I. Have. So. Many. Of. Them.

Passwords, I mean. Everything I do on my computer requires a password. Time was, I used something simple, straightforward and easy to remember. Now that I’ve been hacked a couple of times, I’ve grown wary. I now create passwords that are complex and unlikely enough to use as launch codes for nuclear missiles. 

I haven’t been hacked since I started the complex password plan, but I have driven myself batty typing in all these arcane, unique and original strings of numbers, letters and symbols. I have, in the process, become a password-hater. It almost makes me want to quit the computer and go back to older ways. 


Assuming you haven’t been successfully hacked yet and are skating light over the password ice, you may also have fallen afoul of the other password extreme. You may be accidentally using one of the 25 most common passwords of 2012. If that’s you, rethink your plans. The only reason you haven’t been hacked is that for reasons unknown, nobody has zeroed you yet. Your day is coming, and believe me, the resulting mess will make password scrupulosity a virtue, even if it is a slightly obsessive one.

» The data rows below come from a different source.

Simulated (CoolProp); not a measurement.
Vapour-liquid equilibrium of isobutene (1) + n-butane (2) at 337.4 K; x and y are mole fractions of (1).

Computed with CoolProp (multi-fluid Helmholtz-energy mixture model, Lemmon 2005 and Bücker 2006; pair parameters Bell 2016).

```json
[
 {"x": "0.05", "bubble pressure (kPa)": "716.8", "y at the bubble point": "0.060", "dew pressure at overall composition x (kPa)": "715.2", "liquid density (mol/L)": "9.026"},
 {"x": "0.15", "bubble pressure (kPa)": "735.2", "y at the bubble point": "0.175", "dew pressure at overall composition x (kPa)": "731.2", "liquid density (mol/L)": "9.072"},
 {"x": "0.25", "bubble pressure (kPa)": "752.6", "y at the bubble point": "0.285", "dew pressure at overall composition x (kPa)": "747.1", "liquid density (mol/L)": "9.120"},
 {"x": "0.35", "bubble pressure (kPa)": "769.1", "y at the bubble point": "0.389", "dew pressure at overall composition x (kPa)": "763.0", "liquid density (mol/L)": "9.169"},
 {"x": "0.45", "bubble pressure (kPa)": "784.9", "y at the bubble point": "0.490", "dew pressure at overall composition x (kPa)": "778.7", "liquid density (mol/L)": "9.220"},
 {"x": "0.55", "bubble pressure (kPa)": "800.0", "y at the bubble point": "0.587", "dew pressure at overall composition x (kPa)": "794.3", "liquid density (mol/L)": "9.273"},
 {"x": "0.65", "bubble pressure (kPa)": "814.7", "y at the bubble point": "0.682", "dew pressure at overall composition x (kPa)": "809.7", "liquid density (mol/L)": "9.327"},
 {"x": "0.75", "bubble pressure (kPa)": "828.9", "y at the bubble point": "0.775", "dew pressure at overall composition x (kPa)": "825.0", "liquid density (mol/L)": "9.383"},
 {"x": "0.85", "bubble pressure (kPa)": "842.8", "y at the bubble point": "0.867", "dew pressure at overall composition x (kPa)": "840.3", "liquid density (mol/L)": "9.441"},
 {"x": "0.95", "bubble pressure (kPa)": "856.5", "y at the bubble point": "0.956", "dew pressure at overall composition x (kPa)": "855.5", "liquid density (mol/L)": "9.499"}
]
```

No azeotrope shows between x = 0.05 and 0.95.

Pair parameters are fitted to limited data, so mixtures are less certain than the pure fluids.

Here, for your computing consideration are the 25 most common passwords of 2012 along with a few tips on how to save yourself from a hack job; all found in an article in Plugged In:

Here’s the full list, along with how the popularity of the phrase has increased or decreased in the past year:

1. password (Unchanged)
2, 123456 (Unchanged)
3. 12345678 (Unchanged)
4. abc123 (Up 1)
5. qwerty (Down 1)
6. monkey (Unchanged)
7. letmein (Up 1)
8. dragon (Up 2)
9. 111111 (Up 3)
10. baseball (Up 1)
11. iloveyou (Up 2)
12. trustno1 (Down 3)
13. 1234567 (Down 6)
14. sunshine (Up 1)
15. master (Down 1)
16. 123123 (Up 4)
17. welcome (New)
18. shadow (Up 1)
19. ashley (Down 3)
20. football (Up 5)
21. jesus (New)
22. michael (Up 2)
23. ninja     (New)
24. mustang (New)
25. password1 (New)

Keep creating the same old passwords? Here’s a few tips:

– Use the first letter from each word in a phrase or line from a song. For example, “Hey, I just met you… And this is crazy… But here’s my number… So call me maybe” could be “hijmyaticbhmnscmm.” Of course, you’ll be stuck singing the damn thing in your head every time you log in.

– Combine two words, such as “hungrydog” or “choppywater.” For added security, separate those words with symbols or numbers, or swap numbers in place of certain letters. So instead of “hungrydog,” use”hungry$d0g.”